I have written here before about the case of Steven Salaita. The University of Illinois at Urbana Champaign withdrew its offer of a tenured position in American Indian Studies to Salaita, an offer that had always been contingent on the approval of the Board of Trustees. That happened in August, after a series of disgusting public statements by Salaita, including one that wished Jewish settlers dead, came to the attention of the administration and the board. Salaita has now, not surprisingly, sued, hoping to compel the university to hire him. The university has announced that it will defend itself against Salaita’s “meritless claims” and has restated its position that “Dr. Salaita lacks the judgment, temperament and thoughtfulness to serve as a member of our faculty in any capacity, but particularly to teach courses related to the Middle East.”
It is a legitimate matter of controversy whether the University of Illinois, for which trustee approval of faculty appointments is so routine that it frequently occurs after the prospective hire has already started teaching, is liable, as a matter of contract law, for some of the losses Salaita suffered as a result of U of I’s actions. But Salaita is not just suing the University of Illinois. He is also suing unnamed donors to the University of Illinois.
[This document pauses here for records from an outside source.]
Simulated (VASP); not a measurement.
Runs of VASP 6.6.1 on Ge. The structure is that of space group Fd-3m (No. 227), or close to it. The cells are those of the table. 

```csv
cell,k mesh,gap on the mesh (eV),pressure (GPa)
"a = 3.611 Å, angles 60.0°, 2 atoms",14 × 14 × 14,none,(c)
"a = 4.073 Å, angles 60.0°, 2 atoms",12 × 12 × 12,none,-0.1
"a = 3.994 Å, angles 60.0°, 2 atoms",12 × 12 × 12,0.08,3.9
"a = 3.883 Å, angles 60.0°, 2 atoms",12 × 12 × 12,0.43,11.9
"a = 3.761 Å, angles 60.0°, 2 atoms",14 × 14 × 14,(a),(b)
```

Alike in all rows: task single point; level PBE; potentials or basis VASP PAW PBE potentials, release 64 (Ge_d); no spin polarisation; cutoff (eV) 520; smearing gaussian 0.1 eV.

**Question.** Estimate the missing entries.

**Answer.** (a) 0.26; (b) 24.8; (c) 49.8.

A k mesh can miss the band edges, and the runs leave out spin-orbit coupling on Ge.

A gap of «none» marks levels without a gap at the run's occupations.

It has long been a contention of Salaita’s supporters that he was undone not by his own recklessness but by wealthy (read: Jewish) donors who pressured the university to dump him. There is no question that a few people claiming to be large donors, along with many other students and alums, objected strenuously in writing to the hire of Salaita. Those few also suggested that they would stop supporting the university if it persisted in hiring Salaita. Chancellor Phyllis Wise also met with at least two donors who wanted to discuss Salaita with her. The complaint, however, offers no evidence that donor influence was decisive. Indeed, team Salaita’s smoking gun is a meeting that took place between a donor and Wise the day Wise issued a letter to Salaita informing him that she would not be sending his appointment to the board. But, as the complaint acknowledges, the board had already decided to “support a decision to terminate Salaita’s appointment” a full week before the meeting in question.
From these letters and meetings Salaita’s lawyers make out a complaint that the donors and administrators “conspired to accomplish an unlawful purpose by unlawful means.” Moreover, the complaint charges that the donors, who “had knowledge of the university’s contract with Professor Salaita and their commitment to complete his appointment,” are liable, under Illinois law, for “tortious interference with contractual and business relations.”
I am not a lawyer, but it does not take a lawyer to see that these charges are baseless. To prove the conspiracy charge, Salaita’s lawyers would have to show that the donor and administrator defendants reached an agreement and acted in concert to deprive Salaita of his rights. Though the complaint alleges precisely this, it does not even attempt to present evidence of agreement or concerted action. It is preposterous to describe the donors who complained about Salaita and the administrators and trustees who ultimately decided to part ways with him as engaged in a conspiracy. As for tortious interference, with contractual relations, the plaintiffs under Illinois law would presumably have to show, among other things, “(1) the existence of a valid and enforceable contract between the plaintiff and another; (2) the defendant’s awareness of the contractual relationship; (3) the defendant’s intentional and unjustified inducement of a breach of the contract; (4) a subsequent breach by the other caused by the defendant’s wrongful conduct.” But in this case, whether Salaita had an enforceable contract at all, in the absence of approval by the Board of Trustees, is a matter of dispute among legal experts.
Even in the case of tortious interference with business relations, on which the lawyers do not focus, the plaintiff would have to establish that the interference was independently wrongful conduct. Although Salaita’s lawyers would like to establish that threatening to stop providing charitable contributions to an organization is intimidation under the law, it hardly seems likely that they will be able to do so.
Presumably, Salaita’s lawyers want to send a message to donors; don’t demand anything of the colleges and universities to which you donate. Even someone who thinks, as I do, that colleges and universities should not allow donor pressure to influence their decisions on curricular or personnel matters, cannot but be struck by the audacity of Salaita and his radical supporters. It is as if they are saying not only to colleges and universities, where they rightly enjoy academic freedom, but also to society at large: “I loathe you and seek to destroy you. Now pay me.”
Perhaps philosophy and law professor Brian Leiter is right that the Salaita team is counting on the fact that even weaker elements of the complaint, if they survive the expected motion to dismiss, will allow discovery, requiring the university to disclose things about its interactions with donors it would rather not disclose. That prospect may induce U of I to settle with Salaita on more favorable terms than it is presently willing to offer him. May the court put a stop to it.